Twenty nine years ago (June 21, 1995), President Museveni sent out an open letter to Constituent Assembly delegates who were members of what was the Movement Caucus, saying Uganda would not return to a multiparty political dispensation unless circumstances forced the country to do so.

He used the words “imposed on us by circumstances”.
“The only time we should advocate for multipartism should be when our society has undergone a sufficient metamorphosis to permit healthy polarisation. According to us, that time is not now,” Mr Museveni wrote in the June 21, 1995, letter.

He, however, hastened to add that if such a time came, the Movement would be open to the idea of competing with other political organisations for political power in the event that Ugandans voted in a referendum for a return to a multiparty political dispensation.

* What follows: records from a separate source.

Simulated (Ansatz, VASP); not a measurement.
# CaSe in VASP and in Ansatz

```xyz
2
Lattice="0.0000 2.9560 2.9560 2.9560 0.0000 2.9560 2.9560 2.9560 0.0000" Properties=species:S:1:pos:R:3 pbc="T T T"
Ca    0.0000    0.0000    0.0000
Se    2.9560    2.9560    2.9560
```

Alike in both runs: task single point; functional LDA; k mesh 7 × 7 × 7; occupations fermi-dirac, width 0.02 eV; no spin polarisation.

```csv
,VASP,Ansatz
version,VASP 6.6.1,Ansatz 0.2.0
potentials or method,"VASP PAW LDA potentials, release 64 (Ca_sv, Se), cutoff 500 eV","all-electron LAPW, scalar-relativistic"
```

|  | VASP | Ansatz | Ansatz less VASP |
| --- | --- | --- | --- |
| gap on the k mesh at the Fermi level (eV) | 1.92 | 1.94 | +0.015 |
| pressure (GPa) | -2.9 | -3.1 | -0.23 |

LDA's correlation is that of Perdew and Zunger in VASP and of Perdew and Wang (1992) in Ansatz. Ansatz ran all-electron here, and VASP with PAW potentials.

“Should the people of Uganda in future decide to go for multi-partyism, we should be able to pursue [the Movement] objectives even under the new [multiparty] circumstances,” Mr Museveni wrote in an eight-page letter.
Mr Museveni’s letter came a day after the Constituent Assembly had voted to constitutionalise the Movement and lock political parties out of the political arena.

The votes
Some 199 delegates voted in favour of continuation of “no party rule”, 68 against it while two, notably delegates of the National Resistance Army (NRA), later Uganda Peoples’ Defence Forces (UPDF), Gen David Tinyefuza (now Sejusa), and Lt Col Sserwanga Lwanga, abstained.

That vote culminated in the inclusion in the 1995 Constitution of Article 269, which barred parties from engaging in “any activities that may interfere with the movement political system”. They could not operate branches, hold public rallies or sponsor candidates for public office.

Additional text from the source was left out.